Thursday, December 13, 2012

"Makers. The New Industrial Revolution" - Buckle up for this ride!

"In an age of custom fabricated, do-it-yourself product design and creation, the collective potential of a million garage tinkerers and enthusiasts is about to be unleashed upon the economy, driving a new age of American Manufacturing."

This is from Chris Anderson, author of one of my all-time favorite books, The Long Tail, has written a great new one called Makers.  The New Industrial Revolution.  I highly recommend it.

I love the manufacturing world. Our last business designed, built and sold products to heavy industries all over the world.  It felt rewarding to see things we'd invented and manufactured helping to solve serious global problems.

But manufacturing is tough.  The first few of anything are expensive and usually not exactly right.

Now the desktop revolution is coming to fabrication and it looks like one heck of a big opportunity for the world.

Chris Anderson's 'Makers' compares our current desktop manufacturing to the early stages of the desktop publishing revolution. 

"Two decades after desktop publishing became a mainstream reality, the word desktop is being added to industrial machinery,  with equally mind-blowing effect."

If you think this might be some bleeding-edge, high-investment pursuit, think again.  Popular Science Magazine recent issue featuring the top 100 Innovations of the year, cited the Makerbot Replicator as their choice for "Easiest 3-D Printing".   Models start at $1,799.

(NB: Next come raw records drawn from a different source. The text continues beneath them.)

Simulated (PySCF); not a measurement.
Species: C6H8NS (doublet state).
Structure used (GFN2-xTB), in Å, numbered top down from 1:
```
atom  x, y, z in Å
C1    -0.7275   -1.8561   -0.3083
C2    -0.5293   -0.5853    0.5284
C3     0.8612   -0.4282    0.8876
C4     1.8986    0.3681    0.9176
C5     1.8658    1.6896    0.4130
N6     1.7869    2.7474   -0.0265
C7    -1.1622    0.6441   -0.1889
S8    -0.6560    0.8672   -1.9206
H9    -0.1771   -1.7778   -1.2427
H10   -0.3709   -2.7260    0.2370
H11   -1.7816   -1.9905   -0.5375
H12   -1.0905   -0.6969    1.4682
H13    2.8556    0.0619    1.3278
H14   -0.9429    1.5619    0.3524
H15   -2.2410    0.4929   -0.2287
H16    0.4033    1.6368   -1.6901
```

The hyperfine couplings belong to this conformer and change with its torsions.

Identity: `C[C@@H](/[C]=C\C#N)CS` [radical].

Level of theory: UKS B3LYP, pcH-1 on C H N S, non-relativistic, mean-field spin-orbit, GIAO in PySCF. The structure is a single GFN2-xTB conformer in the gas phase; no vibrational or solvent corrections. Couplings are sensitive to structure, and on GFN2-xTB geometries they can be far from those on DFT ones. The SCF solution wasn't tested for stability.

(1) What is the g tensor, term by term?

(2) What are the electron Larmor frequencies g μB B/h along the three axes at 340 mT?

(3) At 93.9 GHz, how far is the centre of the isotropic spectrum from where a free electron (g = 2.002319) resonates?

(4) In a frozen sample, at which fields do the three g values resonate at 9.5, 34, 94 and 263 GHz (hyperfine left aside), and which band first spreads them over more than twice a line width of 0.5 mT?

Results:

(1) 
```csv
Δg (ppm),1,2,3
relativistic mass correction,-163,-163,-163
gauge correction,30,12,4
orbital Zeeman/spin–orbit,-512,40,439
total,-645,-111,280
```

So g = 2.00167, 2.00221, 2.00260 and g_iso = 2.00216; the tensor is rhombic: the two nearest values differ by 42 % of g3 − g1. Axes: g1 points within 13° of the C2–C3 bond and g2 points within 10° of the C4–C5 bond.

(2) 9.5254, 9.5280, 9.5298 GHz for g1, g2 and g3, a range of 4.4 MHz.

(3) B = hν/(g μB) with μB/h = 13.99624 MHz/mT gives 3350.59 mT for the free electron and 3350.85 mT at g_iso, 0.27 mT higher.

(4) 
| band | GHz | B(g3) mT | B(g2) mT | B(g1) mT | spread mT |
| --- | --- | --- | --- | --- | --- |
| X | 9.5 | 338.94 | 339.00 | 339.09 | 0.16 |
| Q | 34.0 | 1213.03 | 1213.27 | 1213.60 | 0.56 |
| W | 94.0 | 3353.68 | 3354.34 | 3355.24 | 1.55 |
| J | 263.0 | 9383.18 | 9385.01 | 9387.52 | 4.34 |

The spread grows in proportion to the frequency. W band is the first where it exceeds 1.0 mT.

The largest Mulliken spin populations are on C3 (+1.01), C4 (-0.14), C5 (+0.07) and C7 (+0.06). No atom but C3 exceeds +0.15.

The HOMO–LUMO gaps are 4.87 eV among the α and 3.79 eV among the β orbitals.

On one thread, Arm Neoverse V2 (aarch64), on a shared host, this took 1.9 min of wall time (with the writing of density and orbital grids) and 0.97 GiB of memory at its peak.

I took this photo of the intricately fabricated 'Motion W' as it was being made on a consumer-grade 3-D printer at the University of Wisconsin.  I have this 'W' on my desk. 

Amazing.  And when you tie all this to the new crowdfunding models, things look amazingly possible.

I highly recommend Chris Anderson's new book, 'Makers.  The New Industrial Revolution.'

Of course I see a parallel in all this to the small-batch food 'manufacturing' done at the Wisconsin Innovation Kitchen.  Different stuff being made with different tools, but the same story.

By providing increasing numbers of people with increasingly affordable access to increasingly valuable tools you're going to get positive outcomes.